More public input is needed for the expansive pool plan.
As one participant suggested at Tuesday’s pool workshop, there should be more 10-year old kids in the room. Lap swimmers and the swim teams are well served by the new design, getting a great new lap pool with 12 lanes, replacing the six they have now. On paper it looks like kids are too — the current little pool (1240 square feet) is 26% of the total pool area (4700 sq ft) whereas the new little pool is 3750 sq ft, 36% of the total (10,400). But that comparison does not account for the current big pool which accommodates both aquatics and play. Probably 1000 sq ft of the current big pool is at shallow depth and permits kids to play without treading water – the pool worked for Marco Polo and water polo. Now the new big pool is set to a fixed 8-ft depth for water polo – no more Marco Polo in the big pool. Nor senior programs either. And when you consider that the new little pool will be for toddlers, swim lessons, and senior programs, the availability for kid free water play is probably diminished.

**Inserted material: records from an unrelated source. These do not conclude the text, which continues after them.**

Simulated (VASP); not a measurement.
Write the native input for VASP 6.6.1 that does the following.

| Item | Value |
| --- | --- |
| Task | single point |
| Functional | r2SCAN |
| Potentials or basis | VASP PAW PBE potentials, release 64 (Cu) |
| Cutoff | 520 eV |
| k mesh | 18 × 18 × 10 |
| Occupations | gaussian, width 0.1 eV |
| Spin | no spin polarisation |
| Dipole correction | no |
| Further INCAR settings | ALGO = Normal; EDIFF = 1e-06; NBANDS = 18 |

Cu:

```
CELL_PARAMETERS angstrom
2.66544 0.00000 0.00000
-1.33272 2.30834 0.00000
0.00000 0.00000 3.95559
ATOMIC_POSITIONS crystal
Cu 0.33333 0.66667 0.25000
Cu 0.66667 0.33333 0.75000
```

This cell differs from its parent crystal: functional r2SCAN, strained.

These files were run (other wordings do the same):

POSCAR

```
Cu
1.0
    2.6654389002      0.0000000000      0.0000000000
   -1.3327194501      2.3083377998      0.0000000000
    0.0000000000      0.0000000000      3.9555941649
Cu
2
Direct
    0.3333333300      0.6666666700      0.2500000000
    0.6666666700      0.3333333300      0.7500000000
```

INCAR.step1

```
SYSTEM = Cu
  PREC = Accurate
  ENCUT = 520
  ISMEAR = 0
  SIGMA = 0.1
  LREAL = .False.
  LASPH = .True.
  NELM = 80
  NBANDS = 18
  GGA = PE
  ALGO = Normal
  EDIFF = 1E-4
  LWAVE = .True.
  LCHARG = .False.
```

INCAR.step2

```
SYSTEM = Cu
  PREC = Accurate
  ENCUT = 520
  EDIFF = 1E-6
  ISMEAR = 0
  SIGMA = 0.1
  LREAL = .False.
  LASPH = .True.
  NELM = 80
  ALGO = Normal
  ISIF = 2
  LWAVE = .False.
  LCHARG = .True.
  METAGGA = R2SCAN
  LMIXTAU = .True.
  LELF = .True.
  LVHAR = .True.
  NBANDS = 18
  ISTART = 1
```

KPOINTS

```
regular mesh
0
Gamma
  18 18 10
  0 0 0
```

And speaking of water polo, can they get by with a 25 x 25 yard pool? Coach Savage said they would play that way at one of the workshops. That pool size would save a lot on energy costs and carbon emissions, a real problem for this design. At Tuesday’s workshop, Coach Savage had concerns about lighting which raises the question — with the new pool, are the swim teams going to once again be resigned to practicing at night? That’s not good for students who should be practicing after school lets out. That’s not a design issue but an access issue that will hopefully be rectified by the Recreation Department.
And speaking of the Recreation Department, just what do they plan to program in this building? Renderings at the workshops show a café, cardio room, weight-lifting center and dance studio in the building. Resident Dick Carter raised concerns that this was getting beyond the scope of the UU bond measure but PAC Chairman Roland felt these uses were within the bond measure language. That’s debatable and when you look at these programs, none of which require access to water, this facility starts to look more like a recreation center than an aquatic center. It looks like the pool facility is morphing into the Recreational Activity Center (RAC), a proposal that was floated 25 years ago to expand recreation services. That expansive project was rejected for the impacts it would have on the center of town.
And speaking of impacts to the center of town, the City is seriously considering filing for a categorical exemption to avoid an environmental impact report for this project. The doubling of the aquatic facility and expansion of programming at the facility will obviously increase the amount and hours of traffic to the Civic Center and school zone. That impact alone should warrant an EIR and it would be terrible planning not to do so.